Jerry Della Femina
BROOKLYN NIGHTS

As I write this column the temperature outside is 98 degrees.
I’m not about to leave my air-conditioned room, where the temperature is a cool, comfortable 67.
I weigh my choices for the evening.
Should I go out to a restaurant in this hot weather? No way.
Should I call for a delivery of pizza? Chinese food?
I decide to make myself a couple of martinis and settle for eating Ice Pops out of the freezer.
It wasn’t always this way.
That’s when I thought about a time when I was 7 years old.
That’s when I thought about Brooklyn Nights:
It was a time before there were weathermen and weatherwomen who always smile, with their perfectly straight Chiclets teeth, and mindlessly point to weather maps while talking about low-pressure this and high-pressure that.
It was a time when the weather report was a tiny one-inch by one-inch box on the top right of the front page of the New York Daily News. Sometimes it was just three or four words: “Heat Wave Continues. High 97.”
It was a time when no one slept.
How could they?
There was no air conditioning, just a fan blowing hot air across your bedroom.
The heat was unbearable.
It was the 1940s in Brooklyn and everyone, on every street in the borough, spent July and August evenings sitting outside of their homes for hours, searching for a tiny trace of a breeze.
On my street, West 7th Street, we convinced ourselves that our breeze was blowing in from Coney Island, and the Atlantic Ocean, which was a few miles away. What did we know about breezes?
The nights were soft and long and sometimes they would go on until one or two in the morning. There were five ... six people sitting on chairs in front of every house. The older people, the grandmothers and grandfathers, spoke Italian. It was the sound of Naples and Palermo.
Our next-door neighbor was named Adeline (is there a single person named Adeline left on earth?). Adeline would say to her husband Charlie, “Go in and go to sleep – you have work tomorrow.”

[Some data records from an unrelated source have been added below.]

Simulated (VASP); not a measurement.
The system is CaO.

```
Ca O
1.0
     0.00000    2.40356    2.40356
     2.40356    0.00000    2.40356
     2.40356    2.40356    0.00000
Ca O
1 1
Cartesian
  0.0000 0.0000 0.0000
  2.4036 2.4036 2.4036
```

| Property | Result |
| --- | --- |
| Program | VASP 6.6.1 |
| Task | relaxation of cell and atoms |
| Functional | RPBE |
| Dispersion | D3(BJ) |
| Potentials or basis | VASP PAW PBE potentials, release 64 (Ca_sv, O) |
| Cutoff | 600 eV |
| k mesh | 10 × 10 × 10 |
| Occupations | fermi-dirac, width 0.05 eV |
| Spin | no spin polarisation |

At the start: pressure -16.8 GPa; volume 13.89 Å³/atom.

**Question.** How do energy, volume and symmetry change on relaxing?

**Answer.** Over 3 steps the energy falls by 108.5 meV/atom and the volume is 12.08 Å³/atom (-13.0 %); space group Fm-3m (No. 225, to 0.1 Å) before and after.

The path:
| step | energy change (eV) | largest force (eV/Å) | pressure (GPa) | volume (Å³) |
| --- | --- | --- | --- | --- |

“It’s too hot,” he would answer. “If you just shut up I could sleep here.”
She would never shut up and he would never fall asleep. The next morning, without fail, he would go off to work at 7 AM and put in a 10-hour day lifting heavy objects.
Every night there was a quick trip to a pastry store on Avenue U for a lemon ice and a quick run to Barney’s Candy Store at 9:45 PM to get the Daily Mirror as it was thrown off the truck so we could get the horse racing results. Men would open the Mirror to the race results page very, very slowly as if to make the moment last – 99 percent of the time they would mutter “son of a bitch” and, without reading another word, throw the paper into a trash can. And finally they would go back to the evening’s entertainment – sitting and talking.
The conversation was about food: “Ya gotta slice the garlic, paper thin. And be careful it doesn’t burn, otherwise da sauce is gonna taste bitter!”
The conversation was about baseball: “Now ya got your Pee Wee Reese and ya gotcha Jackie Robinson.” And the speaker, if he were a Dodgers fan, would always lovingly add the words, “A credit to his race,” every time he said Robinson’s name.
The conversation was about boxing: “I’m tellin’ you pound for pound there’s nobody better than Willie Pep. And I don’t care what you say about that moolignon [an Italian racial slur], Ray Robinson’s a credit to his race, is a great fighter, too.”
But the big conversation was about horse racing. It was always about a single big victory in a lifetime of a million tiny defeats.
“So we’re at Roosevelt Raceway and I have a tip on this trotter named Nicky’s Dream and the driver was Cobb and you know what that means ... The fix was in ... So he’s stalled 10 lengths behind and there are two horses blocking his way and then they spread apart like the gates of heaven and Nicky’s Dream comes down the middle and the other two drivers are breaking their arms pulling their horses back and Nicky’s Dream wins by a nose. He paid 38 clams. Too bad I only had two dollars on him – it was my last two dollars.”
Sometimes one of my neighbors would be strumming a guitar and another would be playing a mandolin. One could hear the song “Torna a Surriento” being played into the night.
Our grandmothers and grandfathers wouldn’t sing but if you watched closely they would be sadly mouthing the words of this song about the old country they missed so, so much.
No one talked politics. No one talked about their work – there was nothing to talk about. The work of the neighborhood was mainly lifting heavy cargo in and out of the holds of ships on the Brooklyn waterfront.
When did it change? How did it change? When did neighbors stop spending hours together on sticky, summer nights?
When did the conversations and friendships end?
It happened when air conditioning and television came along, and all of the sudden the sizzling summer streets in every neighborhood were empty.
Then, as you passed each house, you heard the hum of a new air conditioner and saw that the only light in each home came from the eerie glow of a black-and-white Dumont television set.
Summer, and my old Brooklyn neighborhood, hasn’t been the same since.